XBRL Costs

A very interesting survey that I found today was the SEC survey related to XBRL. What intrigued me was the cost structure of the XBRL filing. The survey states that the first time filers with block text footnotes and schedules on an average require 125 hours, assuming a $250/hr charge the cost is $31K + footnotes and website posting and software the amount is around $40K. This is the lower bound. To mainitain that the SEC states will be less time comsuming, the survey puts the number of hours for future face of the financials filing to be 17, a reduction of 85%.

Once the first hurdle is taken care of, then comes the more detailed footnote filing and that would be another 70 hours leading to $18K. So in total the companies are looking at a total cost of $75-80K considering their footnotes and financials are comparitively straightforward.

Hopefully the costs associated with the charges of XBRL will be overshadowed by the benefits the process will lead to.

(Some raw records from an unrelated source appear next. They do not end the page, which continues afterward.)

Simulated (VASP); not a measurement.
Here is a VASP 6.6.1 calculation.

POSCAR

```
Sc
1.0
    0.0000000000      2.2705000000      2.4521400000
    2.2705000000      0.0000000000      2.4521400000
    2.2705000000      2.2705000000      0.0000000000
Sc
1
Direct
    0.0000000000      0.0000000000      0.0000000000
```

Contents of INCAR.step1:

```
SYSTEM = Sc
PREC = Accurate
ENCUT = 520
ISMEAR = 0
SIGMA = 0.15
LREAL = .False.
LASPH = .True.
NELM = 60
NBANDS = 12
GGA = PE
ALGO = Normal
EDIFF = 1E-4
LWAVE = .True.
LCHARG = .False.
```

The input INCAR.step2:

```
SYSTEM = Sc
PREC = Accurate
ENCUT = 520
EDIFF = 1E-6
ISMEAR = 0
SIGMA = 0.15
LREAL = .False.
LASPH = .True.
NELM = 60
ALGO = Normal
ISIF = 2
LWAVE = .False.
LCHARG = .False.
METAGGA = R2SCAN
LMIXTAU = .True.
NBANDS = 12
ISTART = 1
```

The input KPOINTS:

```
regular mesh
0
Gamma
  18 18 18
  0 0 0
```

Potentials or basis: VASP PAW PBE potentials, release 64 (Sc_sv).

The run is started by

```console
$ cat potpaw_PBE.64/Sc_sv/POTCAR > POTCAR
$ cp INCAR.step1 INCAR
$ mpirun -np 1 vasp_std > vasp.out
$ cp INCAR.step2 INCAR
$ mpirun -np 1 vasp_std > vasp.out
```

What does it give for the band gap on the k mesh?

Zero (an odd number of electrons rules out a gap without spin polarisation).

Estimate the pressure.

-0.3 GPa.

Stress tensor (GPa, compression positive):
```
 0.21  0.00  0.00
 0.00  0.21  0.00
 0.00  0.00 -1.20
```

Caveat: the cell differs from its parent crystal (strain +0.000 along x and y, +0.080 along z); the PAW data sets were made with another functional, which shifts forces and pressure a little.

http://www.sec.gov/rules/final/2009/33-9002fr.pdf

XBRL- The final filing dates

On February 10, 2009, SEC issued the final rule mandating that the 500 largest public companies start to file their financial results using XBRL. The effective date of the new rule is April 13, 2009, which means that most of the largest public issuers are required to file their quarterly results using XBRL for fiscal period ending on or after June 15. By 2010, all accelerated filers must comply with the new rule and by 2011 all public companies will have to file using XBRL.

What are XBRL taxonomies?

XBRL Taxonomies,are the dictionaries which the language uses. Each item of data are identified by a specific tag, taxonomies are the categorization schemes that define these tags.

Based on the accounting regulations these taxonomies might change. So different countries have their own taxonomies, within the US different national jurisdictions may have different taxonomies, different industries will have different taxonomies. There are also taxonomies for internal reporting purposes called the GL taxonomy.